Cost of Blackjack Strategy Errors
The Cost of Errors Chart is an attempt to
show the cost of various types of errors when counting cards. Five columns
are provided using data from five multi-deck, multi-player sims. The height
of the columns represents advantage.
- Column 1 displays the effect of playing errors. The total height
of the column represents the advantage with no errors. The green segment
indicates the penalty resulting from one error per hundred hands. The
blue section is the additional penalty of another error per hundred.
And on through five errors. The red pedestal is the advantage with a
5% error rate. The errors are serious; but not idiotic. Insure is reversed,
surrender is reversed, split or double is changed to hit, hit and stand
are reversed. But, a hard 18 up is never hit, an eleven down is never
stood, and a double or split is never taken when it shouldn't.
- Column 2 displays the effect of betting errors for a non-cover
card counter. Again, succeeding circular slices of the bar show the
effect of errors. The player is spreading 1 to 8. Errors are: if should
be a one bet, bet two; if should be a two, bet three; if should be a
three through eight, but two.
- Column 3 displays the effect of miss-estimating the remaining cards
for True Count calculation. The green shows the effect of a 10% error
and the blue shows the additional effect of an additional 10% error.
- Column 4 shows the effect of using no card counting indexes at
all. The green section is the penalty when using perfect BS vs. -10
to +10 indexes. The count is still used for betting purposes.
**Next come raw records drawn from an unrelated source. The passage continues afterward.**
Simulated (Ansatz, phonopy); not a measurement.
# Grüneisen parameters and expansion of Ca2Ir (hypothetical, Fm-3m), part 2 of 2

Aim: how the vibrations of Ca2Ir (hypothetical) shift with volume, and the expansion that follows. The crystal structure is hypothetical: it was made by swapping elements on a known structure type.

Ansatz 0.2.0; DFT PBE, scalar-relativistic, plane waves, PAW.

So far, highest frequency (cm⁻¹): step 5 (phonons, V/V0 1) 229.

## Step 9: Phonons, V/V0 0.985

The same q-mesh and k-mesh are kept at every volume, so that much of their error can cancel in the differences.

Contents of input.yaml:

- Column 5 is the effect of errors for a cover-bettor. The betting
is very conservative not allowing large increases or decreases, no increases
after losses, no decreases after wins and no change after pushes. The
error scenario is too complex to explain here. (OK, I’m too lazy.)
I did not include a column for flat betting, because there wouldn’t
be one. You’d lose all of your advantage.